Not only are local builders, developers and architects designing homes with more glass windows to complement the Florida lifestyle, they're also adding wider walls of sliding glass and in more than one room.
According to GOM Group's Web site on "Glass History", glass is one of the most ancient of all materials known and used by mankind. Manmade glass objects appear to have been first reported in the Mesopotamian region as early as 4,500 B.C., and glass objects as far back as 3,000 B.C. have been found in Egypt.
It wasn't until 100 A.D., according to the Web site, that the cost of glass rapidly declined, and for the first time glass became available to the non-aristocracy class. And in 1693, France became the dominate producer of flat glass for mirrors and windows as the Saint Gobain factory became the "Manufacture Royle des Glaces de France."

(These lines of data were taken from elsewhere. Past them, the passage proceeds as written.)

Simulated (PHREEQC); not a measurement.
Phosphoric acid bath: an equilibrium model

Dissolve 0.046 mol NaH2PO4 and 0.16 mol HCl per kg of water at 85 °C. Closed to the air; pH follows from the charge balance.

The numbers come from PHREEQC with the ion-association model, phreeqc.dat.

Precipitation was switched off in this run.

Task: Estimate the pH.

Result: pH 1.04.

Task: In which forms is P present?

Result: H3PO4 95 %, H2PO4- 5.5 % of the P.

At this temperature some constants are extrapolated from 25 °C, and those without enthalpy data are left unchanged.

In the United States, the future of glass windows changed dramatically, thanks to a Wisconsin man, Hans Andersen. On June 4, 1903, Hans, his wife Sarah, and sons Herbert, 18, and Fred, 17, had a family meeting and agreed to launch a new business, the Andersen Lumber Co., later known as The Andersen Corp., with its subsidiary, Andersen Windows.
Andersen's plan was to revolutionize the window framing business by standardizing window frames and mass producing them using an assembly line system.
According to the company's Web site, Andersen knew there were no uniform window frames on the market and that frames were either made on the spot by carpenters or fabricated at lumber yards or millshops and usually fit so poorly they didn't keep air or moisture out very well.
Andersen's two-bundle method allowed his carpenters to assemble window frames in 10 minutes.
By 1907, Andersen, later named by Builder Magazine as one of the most influential figures in the industry, and his handful of employees, could produce approximately 120 frames a day at a cost of 50 cents per frame.
It wasn't until 1962 that The Andersen Corp. introduced gliding glass patio doors to the American marketplace.
"The history of sliding glass doors at Andersen actually dates back approximately 10 years earlier to the early '50s," said Stacy Einck, The Andersen Corp.'s centennial project manager. "During that time, the company discovered the largest gliding windows it offered were actually being used by some builders with a few modifications as sliding glass doors."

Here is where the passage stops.